Why do gurus seek mountaintop retreats? To get the big picture, of course, says James Rogers in the March issue of the Mensa Bulletin. A RPV (transcendental point of view) is a place “from where one can discern the relationships of part-to-part and part-to-whole,” Rogers goes on to explain. In fact, he adds, we humans are the only primates who stand entirely upright in order to broaden our horizons and get our eyes to TPV level. From the judge who sits high on her bench to someone who pays to live in a penthouse, people strive for a big-picture aspect on life.
My business blogging trainers’ point of view (BBPV?) doesn’t wax nearly as philosophical as Rogers’, who ends his essay by saying that “Going to higher and higher TPVs draws us nearer and nearer to God.”
I always remember a comment local financial radio talk show host Denny Smith once made to the effect that people are looking to their advisors for more than just information – they need perspective. That is absolutely true, I believe, when it comes to blog content writing.

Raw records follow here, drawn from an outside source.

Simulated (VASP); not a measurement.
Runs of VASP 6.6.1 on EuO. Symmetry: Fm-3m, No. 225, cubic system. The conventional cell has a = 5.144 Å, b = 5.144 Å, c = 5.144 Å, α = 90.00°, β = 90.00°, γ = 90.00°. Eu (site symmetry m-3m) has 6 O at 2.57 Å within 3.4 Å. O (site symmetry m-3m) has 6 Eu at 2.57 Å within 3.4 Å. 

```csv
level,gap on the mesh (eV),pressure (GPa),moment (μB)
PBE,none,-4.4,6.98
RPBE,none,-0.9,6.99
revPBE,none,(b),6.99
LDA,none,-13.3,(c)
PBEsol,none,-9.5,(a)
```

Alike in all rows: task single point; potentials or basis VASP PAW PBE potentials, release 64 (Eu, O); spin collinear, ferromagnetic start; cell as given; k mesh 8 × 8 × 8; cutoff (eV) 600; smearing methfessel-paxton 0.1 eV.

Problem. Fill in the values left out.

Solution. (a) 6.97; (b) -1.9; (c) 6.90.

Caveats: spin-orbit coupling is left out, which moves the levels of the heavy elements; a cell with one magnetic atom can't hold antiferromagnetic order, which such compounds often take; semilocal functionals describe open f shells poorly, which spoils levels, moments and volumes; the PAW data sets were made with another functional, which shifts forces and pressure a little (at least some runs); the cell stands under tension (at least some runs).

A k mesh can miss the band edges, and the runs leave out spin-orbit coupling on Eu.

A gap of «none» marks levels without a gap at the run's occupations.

Fact is, the typical website explains what products and services the company offers, who the “players” are and in what geographical area they operate. The better websites give at least a taste of the corporate culture and some of the owners’ core beliefs. It’s left to the continuously renewed business blog writing, though, to “flesh out” the intangibles, those things that make a company stand out from its peers. In other words, it’s the SEO marketing blog that often is where readers get that TPV. For every fact about the company or about one of its products or services, a blog post addresses unspoken questions such as “So, is that different?” or “So, is that good for ME?”
Whether a business owner is composing his/her own blog posts or collaborating with a professional ghost blogger, it’s simply not enough to provide even very valuable information to online searchers who’ve landed on a company’s site.
Question is: Can you take your blog readers to TPV level?